Simone Zelitch's Blog

What If There Had Been No Balfour Declaration?

By Simone Zelitch
December 9th, 2017

We’re living in an alternative-history moment.   Given the current political climate, it’s no coincidence that most of us are in full flight from the present.   Instead, we look over our shoulders, and endlessly revise the past.

Now, after President Trump’s recognition of Jerusalem as the capital of Israel, here’s one more revision:   What if there had been no Balfour Declaration?

balfour2-e1509023617872
Balfour addressed his declaration to Edmond de Rothschild whose name often appears in anti-Semitic conspiracy theories.

November marked the centennial of that 1917 document, which begins:  “His Majesty’s Government views with favour the establishment in Palestine of a national home for the Jewish people  and will use their best endeavours to facilitate the achievement of this object.”

The Balfour Declaration was hardly altruistic.   As England, France and Italy prepared to divide a defeated Ottoman empire, England wanted access to the Suez canal, a link to their colony in Egypt, and although one could argue that the endorsement grew out of respect for the Zionist project, it also was based on a familiar anti-Semitic trope:  Jews have money, influence and power, and it makes good sense to get them on your side.

Far more could be written about division in the world Jewish community about a homeland in the territory of Palestine, or indeed division among Zionists themselves.   Indeed, far more could be written about the many promises made to many of the people in the region who hardly expected their homelands to be divided like a Christmas pudding. These subjects have been discussed so thoroughly that it’s hard to get through the dense competing ideologies, and find a clear pattern of legitimate facts.

What haunts me instead is this:    Jews, Muslims and Christians lived in Jerusalem, Jaffa and  Hebron for generations before those cities were part of a country with fixed borders;  rather, those cities and the surrounding countryside were under the jurisdiction of the Ottoman Empire,  with a government so inefficient that it might as well have not been there at all.  What was life like for Jews in the area that Balfour referred to as Palestine?

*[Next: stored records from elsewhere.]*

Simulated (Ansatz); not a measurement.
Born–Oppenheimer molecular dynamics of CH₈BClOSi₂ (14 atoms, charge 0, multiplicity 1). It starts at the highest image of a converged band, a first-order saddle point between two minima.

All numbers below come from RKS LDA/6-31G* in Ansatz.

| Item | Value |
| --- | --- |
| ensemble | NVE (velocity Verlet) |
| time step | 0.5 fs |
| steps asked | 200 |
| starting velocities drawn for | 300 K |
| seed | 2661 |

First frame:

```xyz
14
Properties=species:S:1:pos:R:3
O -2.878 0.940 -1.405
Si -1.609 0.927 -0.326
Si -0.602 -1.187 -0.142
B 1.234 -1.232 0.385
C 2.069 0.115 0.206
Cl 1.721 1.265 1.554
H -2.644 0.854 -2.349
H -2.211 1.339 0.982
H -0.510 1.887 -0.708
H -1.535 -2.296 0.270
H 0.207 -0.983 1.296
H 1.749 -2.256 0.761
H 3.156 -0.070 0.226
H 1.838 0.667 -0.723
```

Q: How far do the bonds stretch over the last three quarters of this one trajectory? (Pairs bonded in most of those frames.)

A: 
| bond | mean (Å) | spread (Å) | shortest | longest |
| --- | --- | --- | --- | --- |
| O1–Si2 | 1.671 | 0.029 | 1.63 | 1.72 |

This is one of the questions addressed in Menachem Klein’s  2014 book, Lives in Common, which focuses on Arabs and Jews in those three cities before the British Mandate, and

screen-shot-2016-04-04-at-8-08-34-pm
Jaffa Gate in Jerusalem towards in the last years of the Ottoman Empire

goes on to explore how relationships were transformed by emerging national identities in the years that followed.   The early chapters of the book describe a time when Arab and Jew weren’t separate, contradictory categories; in fact, there were Arab Jews, indigenous and integrated into their communities, without distinct national aspirations.

Klein gives us tantalizing portraits of Jewish musicians playing at Muslim weddings, of Jewishan and Muslim families mingling in common courtyards, of bathhouses that date from the Mamluk period used by Jewish women as mikvahs, of the 451 Arabic words that found their way into  Yiddish, of cafes in cosmopolitan Jaffa where Arabic mixed with Ladino, and men would gather to play dominoes, talk politics, and read the local newspaper, Falastin.

Of course, these “lives in common” are complicated by real prejudices that pre-date  the Balfour Declaration.   Under the Ottomans, Jews were second-class citizens, and Muslim and Christian Arabs made clear distinctions between “local” (Arab or Sephardic) Jews and “Muscovites” who were considered invaders, Ashkenazic Jews under the protection of European embassies, whether they were strictly religious and dependent on charity, or secular Zionists farming on property they bought from absentee landlords in Damascus.

segregation1
Jewish and Palestinian activists in contemporary Hebron

Yet it’s worth considering:  if Britain hadn’t supported Jewish nationalism, would Arab nationalism have turned  in the direction of antisemitism?     What if the territory we call Israel or Palestine was part of an  Arab country with borders that may not in any way resemble the borders we see on maps today?   Would Zionists continue farming and reviving the Hebrew language there?  If Ottoman restrictions remained, would those Zionists unite with Sephardim, Ashkenazim and Arab Jews  to demand full citizenship in this imaginary country?

Of course, this speculation may, in the end, be just as likely or unlikely as the vision asserted in the Balfour Declaration, particularly when we read beyond the initial phrase and find that the document endorses its homeland for the Jews with caveats:  “[…] it being clearly understood that nothing shall be done which may prejudice the civil and religious rights of existing non-Jewish communities in Palestine…”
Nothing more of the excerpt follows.